If one child misbehaves in a classroom of otherwise well-behaved kids, is it fair to punish everyone?
Most people would probably say no.
Yet Main Street banks – more often called community banks – are having to pay for the excesses of some Wall Street banks that, quite frankly, screwed up.
Nobody can forget what happened last fall when the financial markets were “headed for the precipice.”
Many people feared that their banks were going to fail.
But your money is safe. Your dollars (up to $250,000) are insured by the Federal Deposit Insurance Corp. And thousands of banks across the country put money into that insurance fund.
On Friday, the FDIC estimated that bank failures will cost the fund about $70 billion through 2013. Ninety-two banks have failed so far this year and hundreds more are expected to fall in the coming years largely because of souring loans for commercial real estate, according to the Associated Press.
But with the fund getting depleted, the FDIC assessed a special emergency premium earlier this year, on top of a regular premium hikes, to all banks.
Main Street helping bail out Wall Street.
And now the Obama administration, with the support of some in Congress, are pushing community banks to the edge again by proposing a consumer financial protection agency.

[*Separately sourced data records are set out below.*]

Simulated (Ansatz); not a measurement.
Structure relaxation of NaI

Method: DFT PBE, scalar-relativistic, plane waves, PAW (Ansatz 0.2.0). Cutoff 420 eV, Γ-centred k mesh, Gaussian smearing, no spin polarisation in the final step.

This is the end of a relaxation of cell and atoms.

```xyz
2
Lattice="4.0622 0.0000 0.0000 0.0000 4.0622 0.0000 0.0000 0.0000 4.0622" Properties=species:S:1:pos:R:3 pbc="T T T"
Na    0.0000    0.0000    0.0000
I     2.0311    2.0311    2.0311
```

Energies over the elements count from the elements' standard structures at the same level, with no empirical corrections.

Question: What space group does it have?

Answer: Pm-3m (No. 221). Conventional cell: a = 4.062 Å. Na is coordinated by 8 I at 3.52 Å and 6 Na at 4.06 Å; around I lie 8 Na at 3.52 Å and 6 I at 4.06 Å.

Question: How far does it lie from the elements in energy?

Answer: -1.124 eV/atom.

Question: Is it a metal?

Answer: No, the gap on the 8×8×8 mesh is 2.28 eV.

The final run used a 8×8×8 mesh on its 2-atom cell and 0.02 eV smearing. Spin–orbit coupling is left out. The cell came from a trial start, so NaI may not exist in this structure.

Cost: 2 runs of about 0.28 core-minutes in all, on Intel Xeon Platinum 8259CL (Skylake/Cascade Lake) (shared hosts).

As if health care reform weren’t enough.
One hot-button issue is the CFPA requiring banks to sell “plain vanilla” products alongside other products. The CFPA would define what these products are that banks would be REQUIRED to sell.
The CFPA also would have broad authority to make rules, some of which are overseen by other federal agencies now. The proposed agency would consult with other agencies – but wouldn’t necessarily have to agree with them.
This week, Robin McGraw, chairman and CEO of Renasant Bank, leads a group of about 30 Mississippi bankers who will be going to Washington to talk to the state’s congressional delegation. They’ll also meet with the House Financial Services Committee.
McGraw also chairs the Mississippi Bankers Association and said he hopes Washington is willing to listen to their concerns.
McGraw and other banking leaders say that banking is already the most regulated industry. It’s “shadow banking” including those who pushed sub-prime lending, that needs regulation.
They also say another regulatory agency would add another layer of bureaucracy, and costs, that eventually would hit consumers through higher fees and/or reduced services.
“We’ve been told over and over that Congress knows there’s a difference between Main Street and Wall Street,” he said. “But they seem to forget that.”
And bankers hope to remind them that community banks aren’t at fault for the financial industry’s problems and shouldn’t be punished for the actions of a few.